After going through a gauntlet of meticulous scrutiny, the 2012-2013 Financial Bylaws were unanimously approved by the Undergraduate Student Government Senate on Thursday.
Among the changes, the bylaws now allow clubs to use their budgets for air travel and restrict apparel spending.
The bylaws were drafted over the summer by Treasurer Allen Abraham and former Treasurer Thomas Kirnbauer under the supervision of President Anna Lubitz and former President Mark Maloof.

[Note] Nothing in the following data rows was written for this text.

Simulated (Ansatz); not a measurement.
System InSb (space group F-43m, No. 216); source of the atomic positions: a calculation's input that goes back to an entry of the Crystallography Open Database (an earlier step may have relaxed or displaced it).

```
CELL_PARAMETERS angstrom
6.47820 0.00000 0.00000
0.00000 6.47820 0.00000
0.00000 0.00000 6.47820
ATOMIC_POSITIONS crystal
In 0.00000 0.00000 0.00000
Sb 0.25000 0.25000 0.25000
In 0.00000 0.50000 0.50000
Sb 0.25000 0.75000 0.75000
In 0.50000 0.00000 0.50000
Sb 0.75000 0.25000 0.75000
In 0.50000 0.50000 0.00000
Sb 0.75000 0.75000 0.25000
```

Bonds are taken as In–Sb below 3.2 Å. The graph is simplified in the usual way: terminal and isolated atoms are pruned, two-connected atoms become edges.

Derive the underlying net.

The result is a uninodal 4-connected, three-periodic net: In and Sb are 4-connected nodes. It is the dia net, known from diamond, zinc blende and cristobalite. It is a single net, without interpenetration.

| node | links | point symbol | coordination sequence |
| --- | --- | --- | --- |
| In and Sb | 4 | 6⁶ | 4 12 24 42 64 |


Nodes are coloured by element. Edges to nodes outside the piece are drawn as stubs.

Addressing a controversy that happened last year when the roller hockey team’s inability to pay for a flight to Salt Lake City resulted in its forfeiture of the bid for the national title, the new bylaws now allow clubs to pay for air travel with USG funding,
A new restriction that would prohibit clubs from spending more than 10 percent of their budget on apparel was another significant change. This, said Abraham, is in response to the tendency of certain clubs to spend their entire allotted funds on T-shirts, which do little to enrich student life.
Club coaches, who are now mandated to become CPR certified, also face mandatory background checks before being hired.
There are now four grants available to clubs: asset, event, national event grants and regional event grants. Event grants are capped at $3,000, while regional and national event grants are capped at $4,000. Asset grant requests over $2,700 must be approved by the Senate. All of these events are funded by 40 percent of the rollover of USG’s $3.1 million budget. Five percent of ticket revenues will also go into the event grant fund.
Abraham also announced some important provisions, including the formation of an event committee for the purpose of approving grant requests, which was previously done by the whole senate before proving to be tedious and obstructive due to the volume of grant requests received.
If a club overdrafts on its budget in one semester, the same amount will be subtracted from its funding for the following semester.
The amendment process began later on. One notable concern of the Senate was the lack of a check for the treasurer’s power to freeze and unfreeze the budgets of clubs who were in violation of the USG Code. In light of this, Kirnbauer and Abraham offered to divide the power to freeze a club’s budget between the treasurer and an independent fiscal agent and to give the power to unfreeze a budget exclusively to the agent. This was accepted by the Senate.
A particularly heated debate ensued after Senator Anne Chau proposed that both on-campus and off-campus events be eligible for event grants. Spearheading this push was Vice President of Academic Affairs Derek Cope, who said that allowing event grants for only on-campus events would be discriminatory toward clubs who are competitive in nature because they would have no grant-related way to fund meets.
“There are 160 clubs, and every club always wants more money to do…as many events as possible,” said Senator Priya Sohi at the meeting. “If every club did what they want to the extent that they wanted it, we wouldn’t have enough money to support everyone’s endeavors.”
Cope said that by not giving competitive clubs a grant for regional competitions, the Senate was “throwing them in the trash.”
Eventually, the language of the bylaws was changed to allow clubs to use a national event grant for a regional competition “in which multiple schools are invited to attend” if it is proven to be essential to future participation in national events. It is up to the club to prove to the Senate that the proposed event meets these criteria.
A motion by former Treasurer Kirnbauer to allow clubs whose budgets were frozen to petition the Senate to unfreeze their budgets was adopted.
Other items on the agenda were the announcement of the development of an iPhone app for SOLAR; the appointment of Abraham and Cope to two vacant spots on the Faculty Student Association board; and the approval of the new budget timeline. A new Justice for the USG Supreme Court, Anna Santiago, was also approved by the Senate.